NebulaGraph Setup Guide for Flexible GraphRAG¶

This guide covers the complete setup process for integrating NebulaGraph with Flexible GraphRAG, including all the manual schema configuration steps required.

Prerequisites¶

NebulaGraph services running via Docker Compose
NebulaGraph Studio accessible at http://localhost:7001
Basic understanding of nGQL (NebulaGraph Query Language)

Step 1: Register Storage Hosts¶

First, you need to register the storage hosts with the NebulaGraph cluster.

Check Current Hosts¶

SHOW HOSTS;

If no hosts are registered or storage hosts are missing, add them:

Add Storage Hosts¶

ADD HOSTS "nebula-storaged":9779;

Or if using IP address:

ADD HOSTS "172.20.0.10":9779;

Verify Hosts Registration¶

SHOW HOSTS;

Expected output should show:

nebula-storaged 9779    ONLINE  1   flexible_graphrag:1 flexible_graphrag:1 3.6.0

Step 2: Create Graph Space¶

Check Existing Spaces¶

SHOW SPACES;

Create the Flexible GraphRAG Space¶

CREATE SPACE IF NOT EXISTS flexible_graphrag(vid_type=FIXED_STRING(256));

Important Notes: - Use FIXED_STRING(256) as recommended by LlamaIndex documentation - This allows for longer UUID identifiers that LlamaIndex generates

Verify Space Creation¶

SHOW SPACES;
DESCRIBE SPACE flexible_graphrag;

Step 3: Select the Working Space¶

Before creating any schema, always select your space using the "Please select Graph Space" dropdown/combobox in Nebula Studio interface.

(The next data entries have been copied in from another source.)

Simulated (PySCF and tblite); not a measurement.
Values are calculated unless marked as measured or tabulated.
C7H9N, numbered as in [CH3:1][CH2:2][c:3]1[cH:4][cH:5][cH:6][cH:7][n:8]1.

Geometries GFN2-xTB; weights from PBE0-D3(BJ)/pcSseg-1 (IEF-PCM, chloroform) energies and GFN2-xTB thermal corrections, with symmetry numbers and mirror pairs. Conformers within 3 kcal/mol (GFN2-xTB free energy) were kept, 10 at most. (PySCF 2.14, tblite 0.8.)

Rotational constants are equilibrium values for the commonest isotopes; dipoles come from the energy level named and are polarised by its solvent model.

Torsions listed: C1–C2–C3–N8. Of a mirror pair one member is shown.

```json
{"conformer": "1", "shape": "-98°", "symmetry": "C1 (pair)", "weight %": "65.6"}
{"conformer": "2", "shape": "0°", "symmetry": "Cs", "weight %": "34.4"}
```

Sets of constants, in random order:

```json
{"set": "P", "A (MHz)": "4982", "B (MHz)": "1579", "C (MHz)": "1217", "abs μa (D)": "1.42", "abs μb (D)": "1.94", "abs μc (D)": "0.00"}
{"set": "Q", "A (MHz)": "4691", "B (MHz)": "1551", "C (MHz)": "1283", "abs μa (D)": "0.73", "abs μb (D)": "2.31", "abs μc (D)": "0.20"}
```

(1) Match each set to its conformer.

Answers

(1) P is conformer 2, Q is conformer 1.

Important: Do NOT use USE flexible_graphrag; in the console - Nebula Studio shows a warning: "DO NOT switch between graph spaces with nGQL statements in the console." Always use the dropdown selector instead.

Step 4: Configure Vertex Schema (Props__ Tag)¶

Check Current Props__ Schema¶

DESCRIBE TAG Props__;

Create or Update Props__ Tag¶

If the tag doesn't exist or is missing required columns, create it:

CREATE TAG Props__(
    `source` STRING,
    `conversion_method` STRING,
    `file_type` STRING,
    `file_name` STRING,
    `_node_content` STRING,
    `_node_type` STRING,
    `document_id` STRING,
    `doc_id` STRING,
    `ref_doc_id` STRING,
    `triplet_source_id` STRING,
    `file_path` STRING,
    `file_size` INT,
    `creation_date` STRING,
    `last_modified_date` STRING,
    `alfresco_id` STRING,
    `stable_file_path` STRING,
    `content_type` STRING,
    `modified_at` STRING
);

Note: The last 4 properties (alfresco_id, stable_file_path, content_type, modified_at) are specific to Alfresco data sources. Include them if you plan to use Alfresco, or omit them if only using file uploads.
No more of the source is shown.